White House: Insource Jobs, Decrease Inequality

Credit: Joe Kekeris
Credit: Joe Kekeris

Is it patriotic to ship American jobs overseas? President Obama doesn’t think so. He’s right, of course. We live in a globally-connected world, but let’s face it: Home-grown corporations must first focus on their own backyards–a novel concept all to many, it seems.

Obama implicitly raised the question yesterday during his Insourcing American Jobs Forum which featured representatives from more than a dozen large and small businesses that have made decisions to bring jobs to the United States and to increase their investments here.

Pointing to the CEOs in the room, Obama said they ”take pride in hiring people here in America, not just because it’s increasingly the right thing to do for their bottom line, but also because it’s the right thing to do for their workers and for our communities and for our country.

I don’t want America to be a nation that’s primarily known for financial speculation and racking up debt buying stuff from other nations. I want us to be known for making and selling products all over the world stamped with three proud words: “Made in America.” And we can make that happen.

I don’t want the next generation of manufacturing jobs taking root in countries like China or Germany. I want them taking root in places like Michigan and Ohio and Virginia and North Carolina. And that’s a race that America can win. That’s the race businesses like these will help us win.
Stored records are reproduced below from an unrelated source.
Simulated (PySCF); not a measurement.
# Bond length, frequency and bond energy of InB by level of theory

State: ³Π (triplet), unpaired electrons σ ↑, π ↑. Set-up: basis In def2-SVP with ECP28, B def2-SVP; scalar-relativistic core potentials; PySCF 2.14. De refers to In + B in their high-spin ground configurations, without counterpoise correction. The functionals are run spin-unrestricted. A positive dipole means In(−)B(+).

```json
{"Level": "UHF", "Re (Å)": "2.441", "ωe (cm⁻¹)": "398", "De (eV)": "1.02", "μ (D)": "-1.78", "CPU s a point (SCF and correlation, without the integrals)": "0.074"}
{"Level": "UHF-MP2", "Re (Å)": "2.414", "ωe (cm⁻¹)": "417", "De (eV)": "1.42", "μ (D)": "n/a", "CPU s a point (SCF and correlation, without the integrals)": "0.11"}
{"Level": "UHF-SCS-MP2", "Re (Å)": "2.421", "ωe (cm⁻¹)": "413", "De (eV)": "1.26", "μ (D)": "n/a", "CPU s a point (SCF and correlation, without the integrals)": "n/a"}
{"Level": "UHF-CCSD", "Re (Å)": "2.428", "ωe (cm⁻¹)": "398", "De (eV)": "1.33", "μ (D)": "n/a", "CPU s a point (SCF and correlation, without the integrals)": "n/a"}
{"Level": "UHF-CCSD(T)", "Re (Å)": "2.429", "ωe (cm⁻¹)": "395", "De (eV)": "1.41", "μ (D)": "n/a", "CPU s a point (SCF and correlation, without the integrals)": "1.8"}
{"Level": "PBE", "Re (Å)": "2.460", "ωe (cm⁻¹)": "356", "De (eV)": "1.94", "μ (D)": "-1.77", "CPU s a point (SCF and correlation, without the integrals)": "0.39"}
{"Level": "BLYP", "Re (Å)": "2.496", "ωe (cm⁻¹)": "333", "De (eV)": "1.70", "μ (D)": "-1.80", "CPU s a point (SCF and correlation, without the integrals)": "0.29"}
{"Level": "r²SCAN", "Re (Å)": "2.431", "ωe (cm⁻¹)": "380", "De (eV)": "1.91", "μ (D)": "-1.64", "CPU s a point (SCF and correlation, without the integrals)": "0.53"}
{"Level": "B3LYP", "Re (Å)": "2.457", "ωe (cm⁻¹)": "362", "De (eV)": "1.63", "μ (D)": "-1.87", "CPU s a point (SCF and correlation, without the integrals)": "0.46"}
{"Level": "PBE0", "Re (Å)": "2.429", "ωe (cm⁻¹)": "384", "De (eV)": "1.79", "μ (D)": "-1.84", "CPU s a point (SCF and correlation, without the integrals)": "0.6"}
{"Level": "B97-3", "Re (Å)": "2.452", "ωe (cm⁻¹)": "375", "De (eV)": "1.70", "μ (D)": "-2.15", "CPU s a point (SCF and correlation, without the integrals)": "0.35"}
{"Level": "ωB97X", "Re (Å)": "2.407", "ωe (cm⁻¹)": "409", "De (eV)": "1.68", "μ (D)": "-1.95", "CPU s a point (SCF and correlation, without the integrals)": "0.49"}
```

Lack of job creation in industries that pay solid middle-class wages is in part behind our nation’s rising inquality, and today White House Council of Economic Advisers Chairman Alan Krueger addressed the issue in detail.

TPM’s Sahil Kapur says Krueger blamed inequality on economic policies “tilted to favor top earners — including income tax reforms (presumably during the Bush era) and the ‘drastic cut in the estate tax.’ Central to the message is that inequalities in the system are “jeopardizing our tradition of equality of opportunity,” as Krueger put it.

“If we had a high degree of income mobility we would be less concerned about the degree of inequality in any given year. But we do not,” he argued. “Moreover, as inequality has increased, evidence suggests that year-to-year or generation-to-generation economic mobility has decreased.”

Applauding the White House Insourcing Forum, AFL-CIO President Richard Trumka makes clear the connection between job outsourcing and the nation’s escalating inequality–according to the Congressional Budget Office, the top 1 percent saw their incomes skyrocket by 275 percent between 1979 and 2007, compared with 18 percent for the bottom 20 percent. Says Trumka:

For too long, the 1 percent have sought and received tax breaks that actually created subsidies for corporations exporting good American jobs overseas.

America’s workers are not looking for handouts, they are looking for a chance to work hard and apply their best in the world skills in order to provide their families a middle class life.

This blog originally appeared in AFL-CIO Now on January 12, 2012. Reprinted with permission.

About the Author: Tula Connell– “I got my first union card while I worked my way through college as a banquet bartender for the Pfister Hotel in Milwaukee (we were represented by a hotel and restaurant local union—the names of the national unions were different then than they are now). With a background in journalism—covering bull roping in Texas and school boards in Virginia—I started working in the labor movement in 1991. Beginning as a writer for SEIU (and OPEIU member), I now blog under the title of AFL-CIO managing editor.”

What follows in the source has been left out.